It is tough to define this off-kilter take on Dion's life story; perhaps "absurdist musical homage" will have to do. It is not a takedown of the musical biopic, in the style of Walk Hard: The Dewey Cox Story (2007), nor does it mock a musical genre, as This Is Spinal Tap (1984) does.

Lemercier clearly loves Dion both as a performer and as a person, if Aline's life is anything to go by. Aline has her flaws, but she is a star who struggles to keep her husband and family close when she could have easily become another casualty of too much money, too soon.

At a recent screening, members of Dion's family gave the thumbs down to the faux biopic, calling it mean-spirited and inaccurate. Their reaction is understandable, but underlines why authorised biographies, with their carefully crafted storylines, exist mostly as fan service.

Even if you loathe Dion's music - a common complaint after 1997's My Heart Will Go On traumatised a generation of power-ballad haters - this touching portrait of a singular talent stands on its own as a piece of entertainment.

Till We Meet Again (NC16)

Kai Ko (left) and Vivian Sung (right) in Till We Meet Again. PHOTO: GOLDEN VILLAGE

128 minutes, opens Dec 2

Not reviewed

In this fantasy romance from Taiwan, A-Lun (Kai Ko) is dead after a lightning strike. In the spirit world, he becomes the god of love, with no memory of his previous life. With teammate Pinky (Gingle Wang), he turns strangers into lovers. His placid existence is thrown into disarray when he meets the human woman Xiaomi (Vivian Sung).

Resident Evil: Welcome To Raccoon City (NC16)

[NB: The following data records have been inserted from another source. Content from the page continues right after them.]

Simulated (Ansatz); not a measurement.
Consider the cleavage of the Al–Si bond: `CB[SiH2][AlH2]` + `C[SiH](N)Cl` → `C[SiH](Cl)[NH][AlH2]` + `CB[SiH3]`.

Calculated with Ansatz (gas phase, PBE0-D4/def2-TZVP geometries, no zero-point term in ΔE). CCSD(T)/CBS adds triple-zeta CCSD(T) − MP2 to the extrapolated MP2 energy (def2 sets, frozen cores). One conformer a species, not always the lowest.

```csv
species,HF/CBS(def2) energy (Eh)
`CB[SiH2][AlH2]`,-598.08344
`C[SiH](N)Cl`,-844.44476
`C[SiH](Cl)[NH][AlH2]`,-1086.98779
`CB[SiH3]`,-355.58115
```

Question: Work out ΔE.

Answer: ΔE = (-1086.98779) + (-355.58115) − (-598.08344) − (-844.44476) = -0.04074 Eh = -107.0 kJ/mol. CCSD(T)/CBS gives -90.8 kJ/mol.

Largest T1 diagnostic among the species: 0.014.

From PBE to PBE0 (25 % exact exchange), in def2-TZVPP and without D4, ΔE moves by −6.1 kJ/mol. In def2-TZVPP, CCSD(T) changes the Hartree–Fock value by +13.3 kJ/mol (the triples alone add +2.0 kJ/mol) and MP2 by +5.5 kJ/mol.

A still from Resident Evil: Welcome To Raccoon City, starring Kaya Scodelario. PHOTO: SONY PICTURES

108 minutes, opens Dec 2

Not reviewed

This reboot of the action-horror film series stars Kaya Scodelario and Robbie Amell as orphaned siblings Claire and Chris. Claire escapes the Raccoon City Orphanage before she is subjected to weird experiments carried out by the evil Umbrella Corporation. She returns to the city to find its citizens succumbing to an illness that turns them into zombies.

Pil's Adventures (PG)

PHOTO: GOLDEN VILLAGE

89 minutes, opens Dec 2

Not reviewed

In this English-language animated feature from French production house Tat, an usurper has laid a curse on the rightful heir to the throne, turning him into a half-cat, half-chicken creature. Plucky orphan Pil finds himself on a quest to save the city.